ON TO THE GOOD STUFF, THE STUFF THAT MADE ALL MY NIGHTS FOR THE PAST FEW DAYS.

Tonight a super athletic ex male stripper came in apparently he met me at dreamgirls a while ago and was in LD's tonight just randomly, he claimed he doesn't go to stripclubs often, I'll believe that. It's odd that someone else in the industry can make everything seem so much better, he's successful, happy motivating, and has a similar love of fitness as Semi, and a similar build, height included. I need a nick name for him, Oak. He compared his legs to oak trees. So oak has neck tattoos, and liked me for my new septum piercing, and the fact that I have a brain and I use it to communicate effectively with those around me. This has been the thing lately. People have been pretty into the organ in my head. I've quit changing the pith of my voice at work and trying to come off as flirty and gone back to being myself, or as much of myself as I can be at work, it's working out well. Anyway there was something about talking to oak that really made me feel better. I've been doing a lot of soul searching lately and I've had a lot on my mind particularly a friend of mine who has been going though a rough battle with themselves for a while, I'm at a lose for how to help them. I know you can't help someone who doesn't want help, but they seem to want help and then they don't, it's getting a little confusing. More on Minnesota later.

Later tonight an old client came in who I haven't seen in who the hell knows how long, who kept going on and on, on who i've gotten hotter, I'm in better shape, I talk different, I've gotten sharper. He was pretty hung up on the idea of a new and improved me.

I'm quickly running out of time, the sun is about to come up, I feel like a fucking vampire in the summer here, going to bed when the sun is coming up is horrible, especially because I'm suppose to be heading up to whidby for the day tomorrow.

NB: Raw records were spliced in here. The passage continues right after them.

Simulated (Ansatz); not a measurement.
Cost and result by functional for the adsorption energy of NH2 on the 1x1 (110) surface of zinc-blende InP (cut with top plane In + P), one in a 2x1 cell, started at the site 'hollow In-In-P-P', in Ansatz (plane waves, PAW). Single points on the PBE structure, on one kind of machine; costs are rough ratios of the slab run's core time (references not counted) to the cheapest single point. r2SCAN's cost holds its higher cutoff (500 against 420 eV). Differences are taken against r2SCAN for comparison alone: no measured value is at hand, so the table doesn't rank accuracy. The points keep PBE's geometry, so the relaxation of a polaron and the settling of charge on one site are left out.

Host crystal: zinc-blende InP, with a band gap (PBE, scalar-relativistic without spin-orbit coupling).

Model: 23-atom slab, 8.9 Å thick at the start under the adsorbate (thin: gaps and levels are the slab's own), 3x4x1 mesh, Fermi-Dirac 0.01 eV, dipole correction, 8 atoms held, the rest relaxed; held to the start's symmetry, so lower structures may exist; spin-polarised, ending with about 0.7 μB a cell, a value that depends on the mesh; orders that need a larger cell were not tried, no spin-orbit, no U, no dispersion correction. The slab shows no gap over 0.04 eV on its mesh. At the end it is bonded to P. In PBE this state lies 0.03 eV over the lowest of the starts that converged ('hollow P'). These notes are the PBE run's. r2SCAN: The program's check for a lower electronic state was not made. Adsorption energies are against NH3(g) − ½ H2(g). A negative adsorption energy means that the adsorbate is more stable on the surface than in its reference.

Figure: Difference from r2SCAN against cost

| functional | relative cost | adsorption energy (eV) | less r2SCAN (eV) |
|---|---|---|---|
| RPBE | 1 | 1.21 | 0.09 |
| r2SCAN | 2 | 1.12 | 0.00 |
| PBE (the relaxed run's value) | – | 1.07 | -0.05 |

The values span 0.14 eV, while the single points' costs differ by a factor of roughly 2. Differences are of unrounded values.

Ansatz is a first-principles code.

Wednesday night was the crazy vip room night of 3 strippers and 3 dudes, on fucking drunk dude who could not get the word no through his head with the two other girls. I think there is something about me that people take pretty seriously when I say no. I might be that I'm not stick thin. Or the fact that I don't have horrible hair extension, smell like booze and cigarettes and can barely keep my eyes open. Anywho the leader of this group chose the aforementioned girl, the drunk fucker took tiger and the totally tame awesome conversationalist ended up with me, and everything was great...then we all switched and I had the super drunk dude, who wanted me to go away as quickly as possible because I'm not fun. I fucking hate drunk people, so fucking rude. I ended up with the leader and he ended up saying that he liked me best not because I was pretty but because I stood up for myself I didn't bend the rules and I could hold a conversation.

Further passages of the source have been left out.